Protestors who oppose adding streetlights on Hwy. 89A turn up the heat next week when they pitch a compromise to the Sedona City Council and host a talk by International Dark-Sky Association co-founder David Crawford.
By Greg Ruland
Larson Newspapers
Protestors who oppose adding streetlights on Hwy. 89A turn up the heat next week when they pitch a compromise to the Sedona City Council and host a talk by International Dark-Sky Association co-founder David Crawford.
The Pedestrian Safety Advisory Group, a committee of concerned residents organized by City Manager Eric Levitt, meets at 9 a.m. Wednesday, Nov. 7.
The committee has invited Arizona Department of Transportation representatives and members of City Council to attend.
ADOT officials are expected to help flesh out ADOT’s plan to erect 76 streetlights in West Sedona.
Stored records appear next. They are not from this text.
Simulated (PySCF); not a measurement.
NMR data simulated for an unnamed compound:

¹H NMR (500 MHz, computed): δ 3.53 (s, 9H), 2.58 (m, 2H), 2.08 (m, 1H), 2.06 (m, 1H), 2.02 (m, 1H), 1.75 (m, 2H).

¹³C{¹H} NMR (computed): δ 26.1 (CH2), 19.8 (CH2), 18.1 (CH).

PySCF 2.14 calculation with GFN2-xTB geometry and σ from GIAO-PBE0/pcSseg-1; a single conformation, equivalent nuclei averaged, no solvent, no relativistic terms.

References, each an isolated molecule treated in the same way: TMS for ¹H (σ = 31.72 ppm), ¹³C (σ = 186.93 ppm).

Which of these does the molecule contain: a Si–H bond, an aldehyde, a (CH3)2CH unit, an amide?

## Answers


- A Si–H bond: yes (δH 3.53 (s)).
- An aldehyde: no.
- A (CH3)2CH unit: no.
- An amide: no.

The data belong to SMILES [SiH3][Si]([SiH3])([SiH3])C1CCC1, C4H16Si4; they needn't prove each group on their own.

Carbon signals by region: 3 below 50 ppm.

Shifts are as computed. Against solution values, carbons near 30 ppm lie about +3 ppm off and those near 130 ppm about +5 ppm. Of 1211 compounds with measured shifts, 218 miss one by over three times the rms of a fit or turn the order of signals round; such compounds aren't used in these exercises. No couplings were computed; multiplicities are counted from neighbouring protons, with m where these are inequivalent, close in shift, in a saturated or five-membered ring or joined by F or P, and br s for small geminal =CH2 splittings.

Many on the residents’ committee reject ADOT’s proposal for 76 streetlights in favor of a compromise that would install one traffic light at Andante Drive, lower the 40 mph speed limit on Hwy. 89A and increase the number of signs in West Sedona directing pedestrians and drivers to be more careful.
ADOT proposed its plan for streetlights after three pedestrians in the last two years were struck and killed by cars when motorists were unable to see them trying to cross the highway after dark.
Two of the fatalities resulted from collisions near Andante Drive.
"We have a really defining issue now in Sedona," said Barbara Litrell, president of Keep Sedona Beautiful, a local organization of conservationists.
Litrell and many of her supporters see the issue in black and white. For KSB, the question Sedona must decide is "lights or no lights."
A recent poll of KSB’s 300 members received 30 responses. All but one opposed streetlights of any kind, Litrell said.
"We’re hoping for leadership and direction from the council on this issue," she said. "My impression from ADOT [is] they [are] willing to do what the city asks them to do."
As a matter of law, state highways like Hwy. 89A are exempt from city and county ordinances that restrict the type or number of streetlights ADOT decides to install, according to Bob Carabell, a retired attorney and KSB’s vice president.
Carabell helped write light pollution control laws now in force in Sedona and Yavapai County.
Although ADOT is not required to comply with local laws, "experts will tell you that ADOT tries to comply as best it can," he said.
In Flagstaff, for example, ADOT agreed to install low-pressure sodium lights along I-17 and elsewhere, but only after the city agreed to pay for and maintain them.
In 2001, Flagstaff was the first city declared an International Dark-Sky City by Crawford’s organization.
Carabell said ADOT’s plan for 76 lights could comply with light pollution control laws in Sedona if low-pressure sodium lights are used.
Unlike high-pressure sodium lights, ADOT’s preferred choice, low-pressure sodium lights eliminate most of the light reflected back into the sky from the street.
I-17 travellers know low-sodium pressure lights in Flagstaff "make it look like you’re driving through a tunnel," Carabell said, because the system confines light to areas where it is needed.
Though hoods and shields on standard streetlights help by directing light down to the ground, streetlights that don’t operate on low-pressure sodium reflect at least 15 percent of the light they give off back into the sky, Carabell said.
An amateur astronomer since the time he constructed his own telescope in eighth grade, Carabell said he grew concerned about the issue when "the stars in the skies disappeared" from view in the Ohio city where he practiced law.
Sedona is a great place to look at the stars, Carabell said, and he and most KSB members want to make sure night skies remain pollution-free in Sedona.
The night after the council work session, KSB hosts Crawford, former head of technology transfers at the National Optical Observatories, in Tucson, for a presentation at the Sedona Public Library.
As executive director of the International Dark-Sky Association in Tucson, Crawford told The New Yorker magazine in its Aug. 20 edition that his group is "on a mission to change the world at night."
"We’re sort of a nighttime Sierra Club," Crawford stated in the article by David Owen.